The wait is over! One of the year’s most hotly anticipated releases is finally set to land this week, with the new sci-fi spectacular Mickey 17 arriving at Cineworld cinemas on 7 March.
The latest movie from Bong Joon-ho – who directed the Academy Award-winning Parasite – it stars Robert Pattinson as Mickey Barnes, a down-on-his-luck Earthling who signs up to become an ‘expendable’ worker on a human colony. In a nutshell, it’s a highly dangerous job and so he’s fully expected to die multiple times while carrying out his tasks, with a clone replacing him every time he does. However, things go pear-shaped when one of the clones is mistakenly presumed dead, meaning that two Mickeys end up existing side by side…

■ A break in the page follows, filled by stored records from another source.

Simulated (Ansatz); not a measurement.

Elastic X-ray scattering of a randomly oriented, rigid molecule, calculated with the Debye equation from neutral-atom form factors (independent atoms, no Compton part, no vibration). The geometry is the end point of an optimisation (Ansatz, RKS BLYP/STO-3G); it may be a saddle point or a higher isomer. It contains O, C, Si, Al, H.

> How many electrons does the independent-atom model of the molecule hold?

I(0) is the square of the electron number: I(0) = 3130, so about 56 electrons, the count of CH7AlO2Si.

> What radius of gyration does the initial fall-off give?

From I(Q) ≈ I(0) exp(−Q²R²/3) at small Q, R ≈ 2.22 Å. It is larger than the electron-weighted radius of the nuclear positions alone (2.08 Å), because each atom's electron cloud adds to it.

It’s a fascinating premise alright, and considering Bong Joon-ho’s Oscar-winning credentials should be a cracking movie. But what have critics been saying about it? Here are some quotes from the first reviews…
The Outside Scoop’s Scott Mendelson highlighted the film’s political messaging, calling the movie “a gleefully cynical and grim riff on corporatized government run by self-idealizing idiots who hide behind religion as they turn the working class into literal expendable widgets”.
The Guardian critic Peter Bradshaw was largely positive about the film, hailing it as “visually spectacular, with some very sharp, angular moments of pathos and horror”.
And in her four-star write-up, Empire’s Helen O’Hara also heaped a fair amount of praise on it, stating: “Like Mickey himself, it’s goofy and a little inconsistent, but it’s also funny, thoughtful and more plausible than we might like.” She rounded off her review by labelling Mickey 17 as “a charming space oddity for these unusual times”.
Clarisse Loughrey, writing for the Independent, gave Mickey 17 five stars out of five, describing Bong Joon-ho’s movie as “an absurdist, anti-capitalist, Trump-mocking masterpiece”.
Screen Daily scribe Tim Grierson paid particular attention to the leading man’s performance, writing: Pattinson has fun playing the Mickeys – one timid, one hostile – but it’s his performance as Mickey 17 that gives this sci-fi picture its resonance. Dying over and over, our hero just wants to make sure his soul survives; Pattinson locates it from the first frame.”
As for Sight and Sound’s Roger Luckhurst, he took a shine to another of the film’s actors – who many viewers will recognise from a popular TV series. “One slavish devotee we follow is played by the English comedian Tim Key, perhaps best known as Sidekick Simon to Alan Partridge. It’s a quirk turn, performed for most of the film in a fancy-dress pigeon outfit: an indication of Bong’s pleasing devotion to oddity.”
Finally, Hannah Strong from Little White Lies noted the similarities between Mickey 17 and Bong Joon-ho’s previous movies, writing: “It’s the same mix of prescient sci-fi, zany humour and creature feature that he’s shown an affinity for across The Host, Snowpiercer and Okja – for his third English-language film, director Bong returns to familiar territory, but with no less ambition or heart than he has shown throughout his career.”
On the whole, then, the early reviews for Mickey 17 have been very positive. Why not come and see it on the big screens at Cineworld, and see for yourself what all the fuss is about…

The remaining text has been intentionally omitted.